Access to water can actually be its own emergency. Unfortunately there are more and more instances of municipal water sources becoming contaminated independently of any other disaster. If you don’t stockpile anything else for a 3-day emergency, definitely keep a backup water supply.
For drinking, food prep, hygiene, and sanitation, you’ll need about 2 gallons of water per person per day, so that equals 6 gallons of water per person at the very minimum for a 72-hour emergency kit.
Water 1: Store Water
There are all kinds of ways to store water. Here are few ideas.
- Buy bottled water in bulk at your favorite warehouse grocery store (I buy mine at Costco)
- Clean and refill 2-liter soda bottles
- Buy portable emergency water pouches (would be expensive to use for hygiene and sanitation, but great if you need to evacuate)
- Fill this barrel with potable tap water
For best tasting water, rotate this water every 6 months–put it on your calendar!
Water 2: Be able to purify water if necessary.
In the event that you run out of stored water, it may be necessary to purify non-potable sources of water. There are an infinite number of ways to do this, so here are just a couple of suggestions:
- If you have the Sun Oven, an attachment can help you pasteurize water safely.
- Purification tablets are simple to use, don’t take up much space, and are easily portable.
There are other considerations regarding water and beverages:
Water 3: Use your cooking source to make a hot drink.
If it’s cold outside, a hot drink could do the body good. Hot chocolate would be a great way to use up the milk in the fridge and keep spirits up, while hot tea could soothe the nerves and encourage sleep.
Conversely, fizzy mineral water can be refreshing in the heat (even with lack of ice) without resorting to junk soda pop.
Water 4: Care for Water Pipes
If it’s cold outside and you’re heat is turned off, you’ll want to prevent pipes from bursting.
Have a thermometer on hand – there is a greater chance of water pipes freezing and bursting if the ambient temperature falls below 55 degrees. Know where your water pipes are exposed to colder air pockets near outside walls and basements.

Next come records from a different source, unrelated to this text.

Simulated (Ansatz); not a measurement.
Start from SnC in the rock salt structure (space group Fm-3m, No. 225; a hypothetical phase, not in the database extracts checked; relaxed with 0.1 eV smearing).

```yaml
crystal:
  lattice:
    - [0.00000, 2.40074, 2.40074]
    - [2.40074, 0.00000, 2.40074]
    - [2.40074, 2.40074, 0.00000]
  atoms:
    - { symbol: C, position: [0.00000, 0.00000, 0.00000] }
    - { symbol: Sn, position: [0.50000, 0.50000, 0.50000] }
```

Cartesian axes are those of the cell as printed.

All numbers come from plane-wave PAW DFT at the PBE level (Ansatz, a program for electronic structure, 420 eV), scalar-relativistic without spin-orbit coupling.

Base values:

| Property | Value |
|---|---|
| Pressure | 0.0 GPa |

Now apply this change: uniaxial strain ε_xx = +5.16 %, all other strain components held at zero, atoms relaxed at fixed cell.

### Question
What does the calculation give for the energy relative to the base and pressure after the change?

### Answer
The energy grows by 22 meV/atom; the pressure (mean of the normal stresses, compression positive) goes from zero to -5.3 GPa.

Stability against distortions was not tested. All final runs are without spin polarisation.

Consider candle powered radiant space heaters in those areas, opening kitchen cabinets to expose pipes to the warmth if necessary. Also consider running all water taps at a drip since running water can help prevent them from freezing.
#6: First Aid
It’s smart to have a first aid kit around the house even in the absence of a weather-related emergency or other crisis. Because, you know, life happens. Cuts, bruises, burns, and worse can happen anytime.
I keep this first aid kit in our 72-hour kit and another one in my car.
Keeping your family safe can run the gamut of many types of scenarios. It’s difficult to think through all types of scenarios and what would keep you safe, but here are some scenarios:
Safety 1: Weapons
In extreme cases where people may have lost their homes or where travel is difficult for emergency personnel, looting or desperate individuals may become violent. You may feel you need to protect your family with weapons.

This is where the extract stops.